Ford may be trialling a self-driving car that delivers pizzas in and around its hometown Detroit, but it’s reviewing plans for fully autonomous vehicles by 2021.
The carmaker’s CEO Jim Hackett (above) has said publicity about self-driving cars was “overextended romanticism by everybody in the media about how this robot works.”
Earlier this year, then Ford chief executive Mark Fields said the carmaker was planning to launch a fully autonomous vehicle by 2021, one without a steering wheel, brake pedal, and accelerator pedal.
Months later Field resigned and was replaced by Hackett, who was already heading up Ford’s self-driving unit. Now Hackett is reviewing Ford’s autonomous plans.
He said the rollout of self-driving vehicles will be a “progressive thing, just like computing. If you think about a vehicle that can drive anywhere, anytime, in any circumstance, cold, rain—that’s longer than 2021. And every manufacturer will tell you that,” Hackett said.
His assessment somewhat blunts the hype in New Zealand about self-driving cars soon being the answer to everything from congestion to road deaths.
Politicians threw the topic about during the recent election, as if self-drivers were queued up waiting for passengers. But there is a long way to go before they become anything like a reality.
Hackett says autonomous vehicles may not replace human-driven cars outright, and shared fleets won’t necessarily supersede private car ownership either.

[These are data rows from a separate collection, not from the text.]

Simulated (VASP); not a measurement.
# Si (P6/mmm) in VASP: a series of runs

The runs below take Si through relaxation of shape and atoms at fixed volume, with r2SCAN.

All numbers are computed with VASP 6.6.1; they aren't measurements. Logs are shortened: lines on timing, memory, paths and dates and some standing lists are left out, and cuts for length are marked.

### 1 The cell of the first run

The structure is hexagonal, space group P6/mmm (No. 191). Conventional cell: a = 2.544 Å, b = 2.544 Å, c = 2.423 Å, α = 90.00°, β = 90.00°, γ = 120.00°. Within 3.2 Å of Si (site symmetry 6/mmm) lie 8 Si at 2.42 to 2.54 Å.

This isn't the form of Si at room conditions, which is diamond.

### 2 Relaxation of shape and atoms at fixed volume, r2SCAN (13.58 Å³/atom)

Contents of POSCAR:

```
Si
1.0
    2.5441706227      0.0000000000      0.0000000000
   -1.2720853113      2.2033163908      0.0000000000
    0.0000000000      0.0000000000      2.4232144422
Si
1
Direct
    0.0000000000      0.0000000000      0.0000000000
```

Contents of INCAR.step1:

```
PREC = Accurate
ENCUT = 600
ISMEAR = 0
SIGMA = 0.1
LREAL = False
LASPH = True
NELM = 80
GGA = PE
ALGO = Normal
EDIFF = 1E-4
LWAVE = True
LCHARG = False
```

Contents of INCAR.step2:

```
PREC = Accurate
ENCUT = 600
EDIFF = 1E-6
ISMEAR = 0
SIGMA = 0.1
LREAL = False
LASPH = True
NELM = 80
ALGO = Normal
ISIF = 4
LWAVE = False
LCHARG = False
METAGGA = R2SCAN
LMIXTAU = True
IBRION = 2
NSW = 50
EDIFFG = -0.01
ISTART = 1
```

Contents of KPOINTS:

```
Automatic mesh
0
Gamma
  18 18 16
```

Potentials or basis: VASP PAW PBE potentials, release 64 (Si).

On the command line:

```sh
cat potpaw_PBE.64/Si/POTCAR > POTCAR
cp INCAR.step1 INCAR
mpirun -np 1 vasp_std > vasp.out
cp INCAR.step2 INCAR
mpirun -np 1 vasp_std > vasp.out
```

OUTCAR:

Autonomous vehicle intelligence “could play a role in vehicles that people own, vehicles that aren’t supposed to crash,” said Hackett.
“You’re buying the capability because of the protection it gives you. It’s also possible it could be applied in these big, disruptive ways that of course we’re not blind to, but my bet is we don’t know.”
Ford and Domino’s teamed up six weeks ago in Michigan to test self-driving pizza delivery cars, as part of an effort to better understand how customers respond to and interact with autonomous vehicles.
But the pizza delivery car – a Ford Fusion Hybrid – isn’t driving itself. Each car is being driven by a Ford safety engineer. Other researchers on board zero in on the customer’s response to the last 15 metres of the delivery experience.
Hackett isn’t the only automotive executive questioning the timing and acceptance of autonomous cars. BMW sales and marketing chief Ian Robertson (above) has said there were bigger hurdles to overcome than any technology or regulatory barriers.
“How this develops will not be limited by the technical steps but by the other things around it, what we’re prepared to accept and how we’re prepared to accept it,” he said earlier this year. “And we’re really not ready, as a world, for a machine to make that final decision yet.
“I look at the US, where 40,000 people died on the roads last year. If we said we could halve that, we’d all say that was a really good step. But, on the other hand, if 20,000 people fell out of the sky in aeroplanes each year we wouldn’t be flying.
“You can look at the aircraft industry. They have had autopilot for a long time, but that is quite easy as you don’t tend to have people running out in front of you in the sky, or traffic lights and the such.
“It works though and we could quite easily fly from Sydney to Geneva and go on autopilot the whole way, but there is still a crew sitting there all the time because sometimes things can go wrong.
“And in those instances you need to have the person take over. And I doubt many people would get on the plane if they knew there wasn’t a crew up front.
“Does the (autonomous) car have the ability to answer the life or death question? Yes it does. Are we ready for that? No we’re not. It will be limited not by the technology but by society.”